Mortgage advances rose by 17.2 per cent to £1.91bn while commercial lending grew 34.3 per cent to £1.3bn.  

Specialist buy-to-let lending, provided to landlords with four properties or more as well as complex cases, made up 98 per cent of new originations. 

Arrears on its buy-to-let portfolio fell from 0.21 per cent to 0.15 per cent, while the average loan to value (LTV) ratio was 57.9 per cent, down from 61.2 per cent. 

The group said its development finance business “performed strongly” with new lending increasing to £632.2m, representing a 23.9 per cent annual rise. Paragon said although the volume of projects funded rose, some developers faced supply chain issues which threatened some developments. 

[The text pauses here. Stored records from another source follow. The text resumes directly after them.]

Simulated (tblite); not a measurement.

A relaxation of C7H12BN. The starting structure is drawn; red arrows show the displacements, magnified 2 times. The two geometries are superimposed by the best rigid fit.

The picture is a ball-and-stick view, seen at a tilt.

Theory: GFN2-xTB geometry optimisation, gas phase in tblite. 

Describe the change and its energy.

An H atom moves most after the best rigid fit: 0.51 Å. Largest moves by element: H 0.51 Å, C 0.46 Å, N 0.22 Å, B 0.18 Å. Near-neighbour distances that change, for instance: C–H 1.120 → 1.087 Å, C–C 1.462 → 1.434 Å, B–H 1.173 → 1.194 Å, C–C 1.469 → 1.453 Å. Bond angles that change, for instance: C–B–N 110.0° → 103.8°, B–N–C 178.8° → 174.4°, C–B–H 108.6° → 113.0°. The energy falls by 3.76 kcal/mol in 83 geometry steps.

Towards the end of the year, the number of enquiries fell as developers reacted to economic uncertainty. Paragon said this led to undrawn amounts on live facilities sitting at £556m by the end of its financial year, 11.1 per cent higher than a year ago. 

Within its green mortgage offering which launched this year, £64.5m in new lending facilities had been completed and drawings reached £11.9m. Paragon said it expected this to be an area of focus going forward as developers consider this into project planning. 

 

Paragon: ‘A strong platform for growth’

Its new buy-to-let business pipeline, comprised of loans going through the underwriting process, stood at £1.26bn. This was a 24.6 per cent rise on the prior year and a record for the business. Paragon said this gave the group a “strong platform for growth” next year. 

Richard Rowntree, managing director of mortgages at Paragon Bank, said: “This was a strong performance from the mortgage division, reflecting our specialist approach and focus on professional landlords. The UK is experiencing unprecedented levels of tenant demand and our landlord customers are providing much-needed new homes to the private rented sector.  

“I was particularly pleased to see strong growth in lending against properties with an EPC rating of between A-C; it’s important that the UK housing stock is upgraded as the UK transitions towards net zero by 2050.” 

 

Rise in profit 

Its pre-tax profit also rose by 95 per cent to £417.9m, which it owed to non-cash accounting fair value gains which are expected to reverse over time but protect the group’s pipeline margins. 

Fair value relates to the value of an asset or liability and this can be affected by changes in the economic environment. 

The group said the majority of its pipeline was on a fixed rate, but its policy of pipeline hedging meant loans could be completed in a rising rate environment without affecting its margins. 

 

Shift to retail funding 

Paragon Banking Group has moved towards a retail funded structure and during the year, deposits exceeded £10bn for the first time. This reached £10.7bn, which was up on £9.3bn last year which the group said provided a “reliable, scalable and cost-effective source of funding”. 

Paragon said it benefitted from this shift in funding and attributed it to the performance of its net interest margin. 

The group’s net interest margin rose by 30 basis points to 2.69 per cent and its net interest income came to £371.2m, up from £310.5m. 

The group also completed £64.2m of its £75m share buyback programme. It announced a share buyback of £50m for 2023. 

Paragon said its funding structure enabled it to react quickly to a changing environment and help customers with rising costs. 

Paragon said: “We enter 2023 with strong margins, high quality loan books, robust pipelines, strong capital, cautious provisioning and well-developed franchises in each of our operating divisions.” 

 

Paragon: ‘Outstanding financial and operational performance’

Nigel Terrington, chief executive of Paragon, said: “These results reflect an outstanding financial and operational performance, delivering good growth, enhanced margins and improved cost efficiency, all combining to deliver strong returns to shareholders.  

“Our cautious risk appetite, high quality loan book and extensive through-the-cycle experience ensure we are well positioned as we head into 2023 and are fully prepared to support our customers’ needs.”